Chasing Einstein down a hole

Physicist Mark Kasevich works in a 25-foot pit beneath the Varian Building in search of Albert Einstein. Or more specifically, Kasevich is searching for proof that Einstein got it right in 1907 when he formulated his equivalence principle, declaring in effect that the tug of gravity is indistinguishable from the force that pushes you back into your seat in a rapidly accelerating Porsche.

If Einstein was right, the equivalence principle also requires that "objects should fall at the same rate under gravity, regardless of their composition, regardless of their mass," said Jason Hogan, one of Kasevich's graduate students. Their team is now installing the esoteric equipment designed to test that prediction by tossing up a handful of rubidium atoms—some slightly heavier than others—and watching them fall to the bottom of the pit.

Sound familiar? Galileo supposedly tried something similar, dropping objects of different weights from the Tower of Pisa. He accurately recorded that they landed together, a finding that still holds true for ordinary objects. But on the quantum atomic level, theorists have some doubts.

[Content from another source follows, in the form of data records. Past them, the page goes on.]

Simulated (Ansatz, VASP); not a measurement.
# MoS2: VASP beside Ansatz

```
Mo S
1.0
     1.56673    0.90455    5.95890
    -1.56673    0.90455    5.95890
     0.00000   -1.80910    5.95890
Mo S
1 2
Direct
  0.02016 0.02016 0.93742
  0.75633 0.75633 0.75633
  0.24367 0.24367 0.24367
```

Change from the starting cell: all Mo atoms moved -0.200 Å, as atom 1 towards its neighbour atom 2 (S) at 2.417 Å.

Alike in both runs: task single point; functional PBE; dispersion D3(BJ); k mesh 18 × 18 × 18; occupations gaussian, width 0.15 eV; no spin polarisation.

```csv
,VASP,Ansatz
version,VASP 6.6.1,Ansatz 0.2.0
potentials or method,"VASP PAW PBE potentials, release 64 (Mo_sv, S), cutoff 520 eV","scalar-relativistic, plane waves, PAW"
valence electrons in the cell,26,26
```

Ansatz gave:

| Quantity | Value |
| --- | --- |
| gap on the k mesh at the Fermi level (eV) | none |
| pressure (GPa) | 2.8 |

"We want to show that our experimental data agrees with the equivalence principle to a certain number of decimal places," Hogan said. "Our goal is 15 decimals. That would be a new world record."

If they succeed, the additional decimal points might produce interesting results. "There's some recent theory that in the area of 15 to 18 digits, the equivalence principle may no longer hold," Kasevich said. "In which case we'd be looking for a way of revising the basic laws of nature."

Physics Department chair Patricia Burchat says she's fascinated by the scene of physicists in a basement pit using quantum physics—science on the smallest scale—to examine an important underpinning of Einstein's theory of relativity, which attempts to explain the far reaches of the universe.

The "pit" is a vertical cylinder 8 feet wide and 25 feet deep, built decades ago for another experiment. Safety officials required the researchers to take "confined space" training and wear a safety harness while going up and down the ladder. "It's kind of like doing rock climbing while you're assembling the apparatus," Kasevich said.

His NASA-funded experiment involves two isotopes of rubidium, identical except for their weight: Rb-87 has two more neutrons in its core than Rb-85. Before they are dropped, the atoms must be slowed from their normal 650 mph zippiness to a pedestrian pace of a few millimeters per second—the equivalent of cooling them to within a tiny fraction of absolute zero. The task will be accomplished not with refrigeration but, counterintuitively, with lasers.

The rubidium atoms will be bombarded head-on by a stream of laser photons, slowing them to a crawl. "It's basically like trying to slow something down by throwing a bunch of snowballs at it," Hogan said.

A powerful magnetic field will confine the sluggish atoms into a millimeter-wide cloud at the bottom of the drop tube. From there, more photons will gently loft the atoms to the top of the tube to begin their freefall. Remarkably, the experimenters will be able to hit each rubidium atom with the same number of photons, about 2,000 per atom. During the atoms' 1.3-second fall back to the bottom of the tube, flashing lasers will track individual atoms as gravity accelerates their decent. Kasevich expects to loft his first atoms in about six months.

The equivalence principle was important to Einstein's understanding of space and time, according to theoretical physicist Savas Dimopoulos. Einstein realized that a person in a rapidly falling elevator would feel weightless. If she were to release a ball from her hand, it would not fall to the floor, but would hover next to her. From her perspective, the effects of gravity would be cancelled.

"So the equivalence principle says you can undo the effects of gravity by going with the flow," Dimopoulos said. If that's the case, "then perhaps gravity is a property of space; it has nothing to do with the objects themselves, their masses, their color, the constitution of the object."

The equivalence principle led Einstein to suggest that objects move toward each other not as a result of mutual gravitational attraction, as Newton believed, but because the objects change the shape of space itself, in effect causing them to roll downhill toward each other.

If the Stanford experiment proves Einstein wrong—if the heavier rubidium atom falls faster than the lighter one—it could mean that there's another undiscovered particle afoot in the universe, Dimopoulos said. It would be less democratic than gravity—it would treat one atom differently from another, as do electricity and magnetism.

"The most exciting time in the life of a theorist is when one of these wild predictions turns out to be true," he said.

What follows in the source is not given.